However the Greek crisis pans out,
it's likely that for the Greeks, things will get worse before they get
better - and this is on top of years of austerity, declining incomes and
collapsing public services. How do you cope with calamities like this?
Stoicism, a Greek-inspired school of philosophy, may hold some answers,
writes professor William Irvine.
Its citizens also have some important decisions to make, including how best to deal with the lean times that likely lie ahead. Fortunately for them, the ancient Greeks, besides giving us our word for crisis, provided us with a splendid strategy for dealing with crises: the philosophy known as Stoicism.
Contrary to popular belief, Stoicism does not advocate that we keep a stiff upper lip - that we stand there mutely and impassively, and take whatever the world throws at us. It instead provides us with a number of specific strategies which, if practised, can make our days go better, in both good times and bad.
One component of the Stoic strategy is to distinguish between things we can control and things we can't. Our life, say the Stoics, will be miserable if we spend our time worrying about things over which we have no control. That time and energy is far better spent thinking about things we can affect. To quote Roman Stoic Marcus Aurelius, "Nothing is worth doing pointlessly."
One of the things we have no control over is the past. We cannot alter it. We therefore need to decide whether we are going to spend our life filled with regret over choices we have made in the past, or whether we are going to let go of that past and instead focus our attention on the choices that lie ahead. It ought to be an easy decision to make. It is also a decision that many people, tragically, fail to make.
The Stoics have a simple technique for making our days go better: we should think about how they could have been worse. Notice that I didn't say dwell on how they could have been worse; that would be a recipe for a miserable existence. Instead, we should allow ourselves to entertain flickering thoughts about the loss of our friends, money, lover, job, health - all the things we value.

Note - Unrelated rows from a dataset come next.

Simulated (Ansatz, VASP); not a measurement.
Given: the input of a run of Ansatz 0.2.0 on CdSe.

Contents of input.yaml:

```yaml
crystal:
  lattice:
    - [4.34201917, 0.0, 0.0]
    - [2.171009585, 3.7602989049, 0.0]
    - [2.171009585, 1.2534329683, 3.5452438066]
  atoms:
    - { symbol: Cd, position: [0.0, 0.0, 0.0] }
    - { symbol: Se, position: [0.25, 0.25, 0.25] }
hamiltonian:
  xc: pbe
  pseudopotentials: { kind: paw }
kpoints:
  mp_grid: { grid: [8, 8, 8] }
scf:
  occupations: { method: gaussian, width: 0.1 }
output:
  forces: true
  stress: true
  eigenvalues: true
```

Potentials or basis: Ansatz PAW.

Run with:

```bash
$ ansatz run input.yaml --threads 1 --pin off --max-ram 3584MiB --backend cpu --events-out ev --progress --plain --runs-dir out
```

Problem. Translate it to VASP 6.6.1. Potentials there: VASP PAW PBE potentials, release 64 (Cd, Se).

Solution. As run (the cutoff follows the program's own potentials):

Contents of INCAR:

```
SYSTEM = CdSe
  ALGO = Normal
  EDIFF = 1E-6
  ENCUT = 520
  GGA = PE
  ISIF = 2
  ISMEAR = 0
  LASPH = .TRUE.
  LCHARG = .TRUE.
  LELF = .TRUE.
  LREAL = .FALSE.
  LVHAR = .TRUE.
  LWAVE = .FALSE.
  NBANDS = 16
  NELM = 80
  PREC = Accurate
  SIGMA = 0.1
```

If we do lose any of these things, we will have been prepared by our negative thinking, and this will likely lessen the blow of our loss; we will, in a sense, have seen it coming. And if we don't lose these things, we will find ourselves far more appreciative of them than would otherwise have been the case.
A life filled with people and things that we appreciate is easy to enjoy. The Stoics were smart enough to realise that we have it in our power to appreciate the life we find ourselves living if we can just bear in mind that things are a lot better than they could have been.
The Stoics valued self-control, as did most ancient philosophers. If we have self-control, we control ourselves; lack it, and it is someone or something else that controls us. Do we really want to spend the one life we have controlled by someone or something else?
The current Greek crisis can be attributed to a lack of self-control: the Greek government borrowed more money than it could comfortably pay back. Borrowing money, unfortunately, is like using drugs: it feels good at first and feels bad later on. This makes it easy for borrowers to focus their attention on the pleasant present and put off thoughts about a future in which the only choices open to them are painful.
The Stoics thought people could develop self-control by engaging in acts of self-denial. They didn't advocate anything extreme: it was their philosophical rivals the Cynics who suggested doing such things as hugging statues on cold winter days. The Stoics instead advocate that we periodically go out of our way to make ourselves somewhat uncomfortable. Fail to do this, and we will lose our tolerance for discomfort, meaning that the slightest inconvenience will have the power to ruin our day. Those inured to discomfort, the Stoics realised, are almost always happier than those who lead a pampered existence.
The current Greek crisis will doubtless cause people much discomfort. Many Greeks will respond, as people often do, by bemoaning their fate. The Stoics among them, though, will treat a time of economic austerity as a kind of test. When life throws an obstacle in their way, Stoics do their best to take it in their stride or even to profit from it.
Zeno of Citium was a merchant who found himself in Athens as the result of a shipwreck. While there, he took an interest in philosophy and ended up founding his own school, which became known as the Stoics because he gave his lectures at the Stoa Poikile, a colonnade in the Agora of Athens.
Regarding this turn of events, Zeno subsequently commented that "I made a prosperous voyage when I suffered shipwreck."
The Roman philosopher Musonius Rufus is another example of a Stoic who profited from what others would take to be misfortune. This occurred after he somehow managed to annoy Emperor Nero (Tacitus says it was because Nero envied his fame as a philosopher) and was banished to the Greek island of Gyaros, in the Aegean Sea. The island was desolate, bleak, and nearly waterless, a miserable place to be put; indeed, even in the 20th Century, the Greek government used Gyaros as a dumping ground for its leftist enemies.
Instead of letting himself be crushed by his circumstances, Musonius took an interest in Gyaros and its inhabitants, mostly impoverished fishermen. He discovered a new spring and thereby made the island more habitable. Those who visited him reported that they never heard him complain or saw him disheartened. He had transformed what could have been a personal tragedy into a personal triumph.
As they suffer privations in the coming months and years, Greeks should keep Musonius in mind. They may have it bad, but it beats banishment to Gyaros - beats it by a long shot.